Passover: the Lord's Supper


I washed some bottles yesterday and set them up as a background to a series of Wedgwood we picked up at the charity shop. The way they sparkled induced me to take a snapshot. Hand held with the natural daylight and lights on in our loungeroom, with just a little adjustment in Photoshop, and on the computer screen it looks like a winner. So today I set up the tripod and did a better one.

Thinking about the Lord's Supper while I toyed with the photo led me to the idea that it could hang as an illustration on the wall of that upper room. In a way it is a stylised image of such a gathering - some prominent figures in the foreground and even some shady customers at the back. Not sure that I like the severe class divide between fine bone china and common (if antique) bottles and glasses, but then it's not the fact of different orders that I object to, it's the way some privileges become embedded in the social structure.
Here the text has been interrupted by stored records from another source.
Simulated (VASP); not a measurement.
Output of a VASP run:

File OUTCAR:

It does seem necessary that any group or society must have 'leaders' to organise things, and to be a point of contact for unity in the diversity of the individual members. Of course the leadership role will be a position of prominence, and will require some initiative and freedom to act on one's own judgement (always under review by the group). These aspects of the role appear attractive to the newcomer. However it is in fact from first to last a position of service, demanding more of one's energy and resources to be placed at the disposal of the group, with no compensation. The true leader serves out of love, with a humble approach to every person and every situation.

As I write I am beginning to feel that the photo above is a parody of such a community as Jesus assembled in the upper room. Somehow it reflects the way things actually are in the church, with the hierarchs, dressed in finery and displaying their ontological difference from the ordinary members, taking the front row and standing out like painted vases while the lay folk cluster in the background, showing only their variety of shape and size, their work-roughened finish and their utilitarian style.

The Lord's Supper this is not, although if it had been the feature fresco in that room, Jesus might well have said to his friends: Make sure you be not like those fancy Wedgwoods up there on the wall. I have washed your feet - that's the way you are to serve one another. Oh, and remember what I said once before, the greatest among you will behave as if he were the least.